A good many people live that way. They should not be surprised when the country goes to sh*t as they sit and wait for someone to give reason to act, and then only to shoot.
The general principles on which the fathers achieved independence were the general principles of Christianity. I will avow that I then believed, and now believe, that those general principles of Christianity are as eternal and immutable as the existence and attributes of God.
-- John Adams, second President of the United States and a signer of the Declaration of Independence
It is nice that you know about the Inquisition
"When, in the course of human events, it becomes necessary for one people to dissolve the political bands which have connected them with another, and to assume among the powers of the earth the separate and equal station to which the laws of nature and of nature's God entitle them, a decent respect to the opinions of mankind requires that they should declare the causes which impel them to the separation.
We hold these truths to be self-evident, that all men are created equal; that they are endowed by their Creator with inherent and inalienable Rights; that among these, are Life, Liberty, and the pursuit of Happiness; that to secure these rights, Governments are instituted among Men, deriving their just powers from the consent of the governed; that whenever any Form of Government becomes destructive of these ends, it is the Right of the people to alter or abolish it, and to institute new Government, laying its foundation on such principles, and organizing its powers in such form, as to them shall seem most likely to effect their Safety and Happiness.
For the support of this declaration, with a firm reliance on the protection of divine providence, we mutually pledge to each other our lives, our fortunes, and our sacred honor."~Thomas Jefferson
Curiously, its extremely easy to visualize a theistic socialism. Several have existed and some still do, in the rest of he world. Very easy to justify philosophically. The longest-living “communes” are religious ones.
There isn’t much of it around now, politically speaking in the US, but I think thats just a matter of fashion.
That's because they were communists, not because they were atheists.
Its the narcissus atheists that have their self as their god that are the biggest problem..most narcissus become atheist because the idea of anything bigger the their self is not acceptable to believe
They go hand in hand.
The reality is that my father and mother were my "makers", and I hope I don't go back to them.
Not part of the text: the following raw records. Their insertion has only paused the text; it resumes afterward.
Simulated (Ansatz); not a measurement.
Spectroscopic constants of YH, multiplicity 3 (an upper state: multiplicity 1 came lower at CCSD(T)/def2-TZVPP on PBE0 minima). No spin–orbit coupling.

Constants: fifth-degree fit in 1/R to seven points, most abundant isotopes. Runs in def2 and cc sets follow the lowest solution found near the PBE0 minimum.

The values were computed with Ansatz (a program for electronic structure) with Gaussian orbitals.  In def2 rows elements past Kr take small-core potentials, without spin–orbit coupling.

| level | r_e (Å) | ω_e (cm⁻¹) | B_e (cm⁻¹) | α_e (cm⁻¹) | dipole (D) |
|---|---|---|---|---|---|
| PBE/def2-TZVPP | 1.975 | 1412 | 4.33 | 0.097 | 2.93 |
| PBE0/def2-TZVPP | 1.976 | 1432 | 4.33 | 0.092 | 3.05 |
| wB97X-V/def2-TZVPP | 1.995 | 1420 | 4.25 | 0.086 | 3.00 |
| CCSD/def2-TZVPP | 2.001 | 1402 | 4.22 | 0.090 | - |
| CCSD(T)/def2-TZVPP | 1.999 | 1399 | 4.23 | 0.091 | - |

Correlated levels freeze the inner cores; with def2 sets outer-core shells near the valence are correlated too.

This is very true that most atheists are leftists and I can’t understand why. They rightly reject a belief in god based on a lack of rational justification but they accept the idea that we are our brothers keeper without any rational justification. They embrace welfare statism and egalitarianism when there is no rational justification for them. They reject the belief in God but accept the altruism preached by religion. That is why I don’t belong to any atheist organizations and won’t. I find an equally strange dichotomy with religious conservatives. They are pro capitalism and individual rights and are against welfare statism and egalitarianism but they embrace the altruist morality that they are based on and that their religion promotes and which is incompatible with capitalism IMO.
And yes we conservative atheists are very rare eggs in my experience.
Atheism is a preposterous philosophy presuming the understanding of another person’s deity.
You say that like it is a bad thing.
>> Contrast the atheist with the christian or moslem.
>> The atheist won’t kill you for not agreeing with them.
Are you equating Christ to Allah?
Are you suggesting killing is immoral?
Ahem. So rejecting a belief in God (note the capitalization which you prefer not to use) is right. Four letters:
This thread is getting very revealing.
However beyond that Charles, the specifics become pretty clear. As an atheist, without a God, why would you even believe or care about being pro life? Of course without God, same sex marriage certainly makes sense.
Prayer in school or public forums, even a cross on public property most likely offends you considering that you mistakenly believe the constitution says freedom from instead of freedom OF religion.
Yes, i clearly understand there are exceptions to all cases. But thinking, Bozell might have gotten this one correct.
I do not find virtue in unconditionally allowing vice to go unnoticed and/or unaddressed so, yes, I say it like it is a “bad thing.”